Converting pdf to jekyll html post?


Actually, this thread is more appropriate for seeking advice rather than a help thread, but since I couldn’t find a section that I felt was suitable, I created it in the “help” section. I apologize if I made a mistake.

In the process of migrating from non-Jekyll to Jekyll, when we have a large number of documents (PDF), is there anyone who can suggest or provide advice on the steps I should take to convert PDFs into a format acceptable by Jekyll (HTML)?

I can convert PDF to DOCX and then manually copy the text into .MD files, but there are more than 3000 PDFs and I feel that manual copying is not effective.
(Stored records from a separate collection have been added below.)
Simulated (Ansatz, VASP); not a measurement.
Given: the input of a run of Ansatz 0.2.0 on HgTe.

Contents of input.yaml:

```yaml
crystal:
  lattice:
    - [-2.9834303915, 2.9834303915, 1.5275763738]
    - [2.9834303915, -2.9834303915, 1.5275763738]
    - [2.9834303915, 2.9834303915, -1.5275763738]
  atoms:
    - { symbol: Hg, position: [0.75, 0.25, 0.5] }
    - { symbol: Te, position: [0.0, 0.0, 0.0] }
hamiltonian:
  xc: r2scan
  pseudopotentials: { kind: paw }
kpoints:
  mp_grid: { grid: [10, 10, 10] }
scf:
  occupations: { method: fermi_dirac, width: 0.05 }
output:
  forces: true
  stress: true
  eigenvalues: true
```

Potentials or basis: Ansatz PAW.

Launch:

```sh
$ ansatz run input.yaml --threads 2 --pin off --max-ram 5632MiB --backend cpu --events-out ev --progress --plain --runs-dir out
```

I am trying to avoid embedding PDFs with iframes or similar methods (embedding PDFs is the last resort I will take).

My question is:

Is there any tool or method that is simpler for converting PDFs into .MD (HTML)?

Thank you

Possibly you could use Marker to perform the batch conversion.

1 Like

Seeing you are using Jekyll, I assume you have Ruby installed. I found this Gist that might be helpful. Completely untested by me though :slight_smile:

1 Like

PDFs are being indexed by search engines. You can just create pages with links to these pdfs. Would that be sufficient? Or do you care about the new formatting?

You can convert the .docx to .txt and then create markdown from it with a PHP script. I think the result will depend on the consistency of your pdf files.